Still, the Ways and Means chairman — who has struggled to get GOP leaders to support his efforts to move forward on tax reform — didn't seem thrilled by Schock's comments.

"This has been a collaborative effort by the members of the committee, and bipartisan," Camp said. "We need a little more humor, but not necessarily at the expense of the committee."

A spokesman for Schock did not respond to a request for comment. 

According to Bloomberg, Schock said at the breakfast that Camp made changes to his tax reform proposal following input from Republicans on the tax committee, but declined to delve into any details.

Camp had vowed to mark up a tax-reform bill in 2013, but was unable to even release a draft overhaul last year. He has suggested that he wants to release a bill early this year, but declined to lay out a timetable.

House GOP leaders had made tax reform a priority this Congress, giving it the symbolic H.R. 1 designation. But top Republicans also decided late last year that they didn't want to push any priorities that could take attention away from the troubled rollout of President Obama's healthcare law.

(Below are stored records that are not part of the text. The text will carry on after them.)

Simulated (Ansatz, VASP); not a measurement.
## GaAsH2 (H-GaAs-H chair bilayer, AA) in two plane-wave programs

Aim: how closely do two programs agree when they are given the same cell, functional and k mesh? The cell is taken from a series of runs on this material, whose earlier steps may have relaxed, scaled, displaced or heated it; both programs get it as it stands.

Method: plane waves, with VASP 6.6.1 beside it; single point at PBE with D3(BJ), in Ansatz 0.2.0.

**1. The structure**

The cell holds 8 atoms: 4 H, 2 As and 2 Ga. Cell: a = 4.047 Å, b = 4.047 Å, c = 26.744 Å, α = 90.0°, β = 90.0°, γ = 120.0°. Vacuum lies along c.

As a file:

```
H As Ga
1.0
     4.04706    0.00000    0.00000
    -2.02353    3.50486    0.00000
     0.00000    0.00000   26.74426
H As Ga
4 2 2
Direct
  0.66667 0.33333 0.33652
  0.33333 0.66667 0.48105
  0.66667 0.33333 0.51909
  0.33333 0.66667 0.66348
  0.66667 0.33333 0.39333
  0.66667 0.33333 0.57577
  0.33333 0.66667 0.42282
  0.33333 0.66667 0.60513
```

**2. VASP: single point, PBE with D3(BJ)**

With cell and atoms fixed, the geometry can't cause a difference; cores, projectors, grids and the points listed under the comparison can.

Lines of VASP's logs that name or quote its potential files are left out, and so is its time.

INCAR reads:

Plus, Democrats and Republicans remain divided over whether a rewritten tax code should raise more revenue, and Senate Democratic leaders have at times brushed aside Finance Chairman Max Baucus's (D-Mont.) efforts on tax reform.

That left some in the House wary of moving on a tax bill that would limit popular deductions.

Obama announced he would nominate Baucus to be his envoy to China last month, further complicating the push for tax reform.